Wednesday, 24 June 2015
By Print21

Printing apprentices at the forum in Melbourne, with AMWU`s Lorraine Cassin (l) and PIAA chief Bill Healey (r).

A revamped printing apprenticeship program has struck a chord with digital-savvy young people unwilling to commit to the traditional four-year apprenticeship.

Printing Industries CEO Bill Healey said that 230 apprentices now involved in the federally funded Future Print Apprenticeship Project – a two-year joint venture between Printing Industries and the AMWU – had confirmed the project’s strategy at the recent Future Print Apprentice Forum in Melbourne.

“The most encouraging feedback from students was that they were keen to adopt digital and other new technologies to help meet what they believe is a growing, but changing, demand from clients. The apprentices at the forum agreed that they could see a bright future ahead in the industry and were keen to be part of it. In fact, a number said that they not only wanted to progress in their trade, but also to build a wider career in the industry, working both here and overseas, and ultimately to own their own business. They showed a keen appreciation of the challenges ahead and a real enthusiasm for meeting them,” Healey said.
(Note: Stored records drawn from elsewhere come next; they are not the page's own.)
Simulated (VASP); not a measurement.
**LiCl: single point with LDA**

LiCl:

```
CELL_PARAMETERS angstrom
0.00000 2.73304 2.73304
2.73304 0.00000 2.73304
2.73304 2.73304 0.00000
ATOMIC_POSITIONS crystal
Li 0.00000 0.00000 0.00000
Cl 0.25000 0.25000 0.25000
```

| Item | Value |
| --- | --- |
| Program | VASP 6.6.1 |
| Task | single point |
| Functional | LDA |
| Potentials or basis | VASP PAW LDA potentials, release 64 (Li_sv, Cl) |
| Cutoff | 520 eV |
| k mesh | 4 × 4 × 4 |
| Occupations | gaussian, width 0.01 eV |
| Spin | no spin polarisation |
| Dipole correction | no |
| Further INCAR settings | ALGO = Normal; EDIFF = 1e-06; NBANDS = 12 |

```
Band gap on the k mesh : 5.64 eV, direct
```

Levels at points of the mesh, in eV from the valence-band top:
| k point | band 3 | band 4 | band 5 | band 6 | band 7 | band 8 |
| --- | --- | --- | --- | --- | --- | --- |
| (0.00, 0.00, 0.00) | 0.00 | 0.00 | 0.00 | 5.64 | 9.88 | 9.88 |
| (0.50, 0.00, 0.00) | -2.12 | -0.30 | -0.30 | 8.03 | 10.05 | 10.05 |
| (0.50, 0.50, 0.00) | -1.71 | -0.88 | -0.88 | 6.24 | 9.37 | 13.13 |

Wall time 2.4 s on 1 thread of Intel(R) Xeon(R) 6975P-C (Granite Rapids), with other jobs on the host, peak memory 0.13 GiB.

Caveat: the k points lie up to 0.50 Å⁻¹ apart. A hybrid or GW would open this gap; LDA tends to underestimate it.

“The roles of the Future Print advisers in providing support to apprentices and their employers and the work we do with RTOs and employers to increase the level of support was highlighted as being of key importance, and while most apprentices are satisfied, it’s probably an area where things need to improve even more,” he said. “About 230 apprentices are now involved in the training system, with many well on their way to achieving their qualifications.”

Young people unwilling to commit to a set four-year traditional apprenticeship and both trainees and employers were keen to explore alternatives to off-site study blocks which left businesses short-handed and was particularly challenging for students from regional and rural areas, he said.

“The first challenge for the industry is to attract new people.  We know that the print and graphic communication sector is experiencing unprecedented change, and that the pace of change is, if anything, likely to accelerate rather than stabilise,” Healey said. “The challenge for us as an industry is to continue to attract, inspire, train and mentor people to take their place in the industry, even as that change is happening all around us.  But we have already seen great improvements through the establishment of this project, which has launched a number of communication and support activities for employers and job seekers via website resources, social media and direct contact with schools, businesses and other key stakeholders.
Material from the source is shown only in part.